Your Job Isn’t Who You Are

*Updated 1 Nov to add thanks to @jryancs. 

It’s fall. The big leaf maples are shedding their leaves—a profusion of yellow, orange, and red covers the trail on our forest walk. I stay alert to the possibility of crossing paths with the bear that’s been wandering around our neighbourhood, but my ears are full of the sound of crunching leaves underfoot, and I wouldn’t hear it if it crept up behind me. The woman at the clothing store says she had a bear in her yard last week, that she smelled it before she saw it. I wonder how close they were—could she have touched it, perhaps, felt its coarse black pelt before it even noticed?

Fall 2017 marks the sixth year that I haven’t returned to the classroom. I no longer stand in front of a room full of undergraduates, welcoming them to a new semester.

At first the change was hard. By the time I left my tenure-track position, I’d trained to be a professor for ten years (BSc and PhD), and worked as a prof for seven. For two of those years I’d held a term faculty position, which was like practice for being on the tenure track. I thought I knew what my future held: five years as an assistant professor, tenure and promotion to associate professor. At some point advancement to full professor.

My illness kiboshed everything. I got tenure and promoted to associate professor and then, instead of a path forward, there was a brick wall. I’d defined myself by my work for so long that, once I no longer did that work, I didn’t know who or what I was.

We are conditioned by society to define ourselves by what we do. At social functions, it’s the first thing people ask: “What do you do? Where do you work?” It’s a (not so) subtle way of assessing others’ status in the world, and often requires that we buy into the social hierarchy of occupations (lawyers, doctors, etc. being near the top, with car salesmen somewhere near the bottom, and writers and other creative people in an odd class of their own).
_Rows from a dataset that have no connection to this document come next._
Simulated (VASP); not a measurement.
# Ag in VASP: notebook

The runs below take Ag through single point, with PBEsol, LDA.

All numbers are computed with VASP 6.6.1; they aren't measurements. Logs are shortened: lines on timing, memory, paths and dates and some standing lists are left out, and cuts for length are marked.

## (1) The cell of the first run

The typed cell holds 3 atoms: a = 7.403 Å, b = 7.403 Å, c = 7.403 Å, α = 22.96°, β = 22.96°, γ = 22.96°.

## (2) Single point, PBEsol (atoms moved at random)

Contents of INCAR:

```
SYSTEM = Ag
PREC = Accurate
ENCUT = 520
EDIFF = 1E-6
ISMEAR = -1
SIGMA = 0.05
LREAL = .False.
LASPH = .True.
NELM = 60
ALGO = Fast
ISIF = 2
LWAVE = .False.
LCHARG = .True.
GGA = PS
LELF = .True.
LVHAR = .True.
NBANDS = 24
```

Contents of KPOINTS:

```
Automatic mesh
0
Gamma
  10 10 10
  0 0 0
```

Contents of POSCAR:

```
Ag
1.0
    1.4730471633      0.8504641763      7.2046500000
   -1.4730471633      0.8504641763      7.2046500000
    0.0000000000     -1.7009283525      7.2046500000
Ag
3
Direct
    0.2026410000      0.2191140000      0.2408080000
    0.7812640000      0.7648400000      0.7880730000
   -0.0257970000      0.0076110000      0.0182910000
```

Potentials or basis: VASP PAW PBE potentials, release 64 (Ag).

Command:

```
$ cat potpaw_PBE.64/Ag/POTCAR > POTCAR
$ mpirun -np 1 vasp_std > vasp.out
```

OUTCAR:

Last week I wrote about how I was as happy about a new freelance article as I would be “if I was still a scientist.” Several astute readers caught that phrase and asked why I don’t consider myself a scientist anymore.

I wrote about being a scientist for the Canadian Science Publishing blog a few years ago, and ultimately decided that being a scientist had to do with how you think. But I also wrote,

“[scientists] work within a scientific community, where [their] results and ideas are tested against the results and ideas of others working in the same field.”

So the ultimate test of a scientist means being part of a scientific community.

Which is why I don’t feel like I’m a scientist anymore.

While scientific training affects us right down to how we make everyday decisions, because we’re trained to experiment, to test multiple hypotheses, and to pretty much question everything, we’re not scientists unless we’re *practising* that science.

So what am I if I’m no longer a scientist? Merely asking this question suggests that it’s still important for me to define myself by what I do. But instead of legitimizing me to others, I now see it more as helping me shape my days and contribute to society.

Three years ago I represented Canadian Science Publishing at the Geological Association of Canada (GSA) meeting in Vancouver. It was my first conference as a non-scientist, and I was still finding my way past that sudden shift in career path and through that brick wall. I was trying to figure out who I was and what I wanted to do, all within the confines of what I was able to do (also, huge thanks to Jenny Ryan, who was at CSP at the time and brought me on to write a few blog posts).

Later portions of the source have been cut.